NTA is an open source Nanoparticle Tracking Analysis package for R.
A laser beam is passed through a prism and into the particle suspension. The particles scatter the laser beam, which allows for detection via a CCD, EMCCD or CMOS camera sensor. The camera captures a video of the particles moving in Brownian motion.
Image analysis on a frame by frame basis allows for tracking of particles. The average distance travelled by each particle is calculated on the x and y axis. These values allow the particle diffusion coefficient (Dt) to be determined. If the sample temperature (T) and solvent viscosity (η) are known, then the sphere-equivalent diameter (d) of the particles can be identified using the Stokes-Einstein equation:
Dt = (T * Kb) / (3 * π * η * d)
Where Kb is Boltzmann's constant.
The amount of light scattered by a particle in any given direction is a function of many variables, including incident illumination power, wavelength, angle and polarization, particle size, refractive index (real and imaginary) and shape, as well as solvent refractive index.
The theory of light scattering is well established (Bohren and Huffman, 1983; Kerker, 1969) and the formula for Rayleigh scattering of small particles of radius a, refractive index n1 in a liquid of refractive index n2 is given by:
I/Iin = ( (16 * π^4 * a^6) / (r^2 * λ^4) ) * ( (n^2 - 1) / (n^2 + 2) ) * sin(ψ)

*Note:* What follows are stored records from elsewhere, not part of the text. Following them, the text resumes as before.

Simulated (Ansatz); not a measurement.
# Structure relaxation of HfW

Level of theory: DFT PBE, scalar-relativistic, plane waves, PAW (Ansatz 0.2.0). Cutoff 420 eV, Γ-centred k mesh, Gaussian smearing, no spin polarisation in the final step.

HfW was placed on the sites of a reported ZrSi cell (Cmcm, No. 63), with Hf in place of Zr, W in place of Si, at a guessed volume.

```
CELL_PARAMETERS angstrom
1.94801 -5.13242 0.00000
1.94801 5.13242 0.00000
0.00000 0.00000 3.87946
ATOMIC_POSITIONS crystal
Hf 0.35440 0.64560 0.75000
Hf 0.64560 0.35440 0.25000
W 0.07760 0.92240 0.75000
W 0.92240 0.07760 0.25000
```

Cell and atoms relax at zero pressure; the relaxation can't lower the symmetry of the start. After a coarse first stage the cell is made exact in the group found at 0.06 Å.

Where λ is the wavelength of the incident light beam, n the relative refractive index (n2/n1), Iin is the incident power per unit area, I the scattered power per unit area a distance r from the scattering region and ψ is the angle between the input polarization and the scattering direction.
The total scattering (Iscat) into an aperture of collection angle θ (numerical aperture NA = sin θ) is then:
Iscat = ( (64 * π^4 * a^6) / (λ^4) ) * ( (n^2 - 1) / (n^2 + 2) ) * ηo * Iin
Where:
ηo = ( (1 - cos θ) / 4 ) + ( (1 - cos^3 θ) / 12 )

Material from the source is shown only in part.